In order to stop the electricity from jumping the gap when you open the breaker points, the electricity will, very briefly, need a path that appears easier to travel through than the air gap between the opening contacts of the points. So...as soon as the breaker points start opening, the electricity sees an 'easier' path to travel and heads over to the condenser. The condenser acts as sort of an electrical 'sponge', soaking up the electricity till it is full, then the flow of electricity stops, since there is no more 'capacity' left for it in the condenser (AKA 'capacitor'). By the time the electricity realizes there's no place left to go, it's too late--it doesn't have enough energy to spark across the gap in the now-open breaker points.

So what if the condenser is bad or if there's some unintended ground in the primary circuit or if the points don't open up or close up properly? In other words, what if there is something causing the circuit to either stay energized or to not energize in the first place?

Well the end result is that the primary circuit inside the coil will never ever turn off and on and therefore the electromagnetic field will never build and collapse inside the coil and as a result, the secondary circuit inside the coil will never get energized with the 20,000 volts and the fat secondary wire will never get energized and your spark plugs will never spark and your engine will never start.



SECONDARY CIRCUIT:

OK...so now everything's hunky-dory in the primary circuit. 12 volts is flowing when it should and stopping where it should, turing on and off like a champ, sending 20,000-volt pulses down the secondary wire like there's no tomorrow. Still you have no spark at the plugs, you say?

Well, presuming the coil is good, there will be 20,000 volts available at the end of the fat wire that comes out of the coil and goes into the center of the distributor cap every time the breaker points open up. What happens to that 20,000 volts once it hits the center post of the distributor cap?

Well, that 20,000 volts travels down the fat wire from the coil to a spring-loaded electrical contact on the underside center of the distributor cap. That spring-loaded contact rides on top of a brass strip on the rotor and causes the strip to become energized with 20,000 volts every time the points open up. But how does that 20,000 volts get to each spark plug?

As the name implies, the rotor rotates in sync with the pistons and the opening and closing of the points so that when the 20,000 volt pulse comes out of the coil, the brass strip on the top of the rotor is pointing to to one of 4 contacts on the circumfrence of the underside of the distributor cap. These contacts are the electrical path through the distributor cap for the 4 spark plug wires, so the 20,000 volt jolt goes from the coil, through the distributor cap to the rotor and then is 'distributed' to whatever spark plug wire the rotor is pointing to, then on to the respective spark plug.

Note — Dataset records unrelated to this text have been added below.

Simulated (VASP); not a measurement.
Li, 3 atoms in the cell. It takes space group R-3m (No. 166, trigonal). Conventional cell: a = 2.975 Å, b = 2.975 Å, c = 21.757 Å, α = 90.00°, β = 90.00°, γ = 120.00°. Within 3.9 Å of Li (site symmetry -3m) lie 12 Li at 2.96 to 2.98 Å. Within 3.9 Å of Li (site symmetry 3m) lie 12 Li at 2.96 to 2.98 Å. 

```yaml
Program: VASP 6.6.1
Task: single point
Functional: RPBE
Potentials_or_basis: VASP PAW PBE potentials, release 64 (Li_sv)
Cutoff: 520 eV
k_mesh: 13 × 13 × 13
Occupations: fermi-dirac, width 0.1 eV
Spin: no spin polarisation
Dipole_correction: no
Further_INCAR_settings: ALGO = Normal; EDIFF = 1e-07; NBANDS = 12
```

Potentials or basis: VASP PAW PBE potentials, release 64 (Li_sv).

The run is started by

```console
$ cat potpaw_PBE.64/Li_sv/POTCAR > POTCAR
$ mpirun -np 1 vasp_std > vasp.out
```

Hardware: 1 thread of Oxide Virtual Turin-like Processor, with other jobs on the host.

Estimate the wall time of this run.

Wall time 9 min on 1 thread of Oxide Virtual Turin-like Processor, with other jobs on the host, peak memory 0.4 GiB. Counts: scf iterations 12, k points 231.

This whole process is timed to deliver the 20,000 volt pulse every time the contact on the rotor points to one of the plug wire contacts on the underside of the distributor cap.



And so there it is. That's all the information anyone needs to tackle any "no-spark" gripes encountered on any 2.25 petrol engine. The only thing that's left is where to put the voltmeter and ohm meter leads when you're looking for electricity or continuity, but that's something for another day...

To further breach forum etiquette, I'll follow my super-long reply with another consecutive reply from me...


Here's a link to a "no-spark' troubleshooting flowchart I made up a minute ago. Apologies for the fact that I did it on one of those "free flowcharts!" websites: http://www.selectsmart.com/commentary/blog.php?m=2327


If anyone sees any errors or omissions, let me know and I'll try to fix it.

Hey, that flow chart is a work of art. Makes perfect sense and I see why I'm at the "replace the condenser" point. I certainly understand the science of electricity and etc. but I didn't know a few nuisances such as the reason for the break points was that when the 12 volt circuit is suddenly broken (points open) that it causes the cascade of discharge of the stored high voltage.

I will keep you posted and thanks again.

Thank you Mr. Wizzard! That was an excellent summary, and makes a lot of sense! Especially from someone who operates a diesel!

Ha!--Yeah. The BEST solution is to get rid of the distributor and spark plugs altogether!

I know that you are talking about going diesel, however on that same thought (getting rid of points at least) what do you think about the "electronic ignition" system that British-Pacific was selling as a replacement to the original point system?

I used the Crane Fireball system. It is really a great reliability upgrade.

I can't really comment on electronic ignition systems for the series. I've never owned one, though plenty of folks on this board have them and I'm sure they'll let you know...

Agreed. I replace the coil today. If that does not work, the condenser. Then points. I hope to not deal with the points since it has been a long time since I adjusted the gap (and it is so hot out !)

I just ordered condenser and coil. I was just thinking. I was doing a lot of arc wielding on the frame and body during the 2 year restore. The battery was disconnected and I placed my wield ground as close as I could to my hot tip, but could that ever fry a coil or other electronics?

My two replies would be "I doubt it" and "other electronics??".

I stand corrected . . . "electricals"